409 So. 2d 1096 | Fla. Dist. Ct. App. | 1982
There is no showing in the record that the court abused its discretion in denying defendant’s oral motion for continuance of the trial. Magill v. State, 386 So.2d 1188 (Fla.1980); Lyles v. State, 312 So.2d 495 (Fla. 1st DCA 1975); Fla.R.Crim.P. 3.190(g).

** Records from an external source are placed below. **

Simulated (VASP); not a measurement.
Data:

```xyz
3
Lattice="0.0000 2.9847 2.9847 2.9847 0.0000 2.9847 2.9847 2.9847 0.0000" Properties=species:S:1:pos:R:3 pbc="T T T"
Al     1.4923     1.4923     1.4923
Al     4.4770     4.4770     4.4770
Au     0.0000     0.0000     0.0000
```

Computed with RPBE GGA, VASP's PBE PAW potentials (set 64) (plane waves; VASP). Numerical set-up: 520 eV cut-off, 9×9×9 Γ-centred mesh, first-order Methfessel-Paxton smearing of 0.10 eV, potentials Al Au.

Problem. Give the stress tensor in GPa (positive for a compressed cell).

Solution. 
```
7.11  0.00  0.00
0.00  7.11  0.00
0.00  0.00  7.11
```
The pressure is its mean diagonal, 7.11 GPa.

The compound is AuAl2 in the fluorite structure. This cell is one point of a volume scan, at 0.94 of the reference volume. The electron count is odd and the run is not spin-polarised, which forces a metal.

Appellant’s split sentence of four years of imprisonment followed by four years of probation is invalid, Villery v. Florida Parole & Probation Commission, 396 So.2d 1107 (Fla.1981), but upon remand for correcting the sentence, the court may, as one of its options, withdraw the sentence altogether and impose a new sentence not to exceed eight years imprisonment (with credit for time served). Flynn v. State, (Fla. 1st DCA 1981) (case no. AE-15, opinion filed October 30, 1981); Alexander v. State, 402 So.2d 485 (Fla. 2d DCA 1981); Lewis v. State, 402 So.2d 482 (Fla. 2d DCA 1981). In light of this construction placed on Villery, supra, which could result in the imposition of a lengthier prison sentence, the appellant may wish to decline correction of his sentence.
The conviction under review is affirmed; the sentence under review is reversed and the cause is remanded to the trial court for resentencing unless the defendant withdraws his request for resentencing, in which event the sentence under review shall stand affirmed.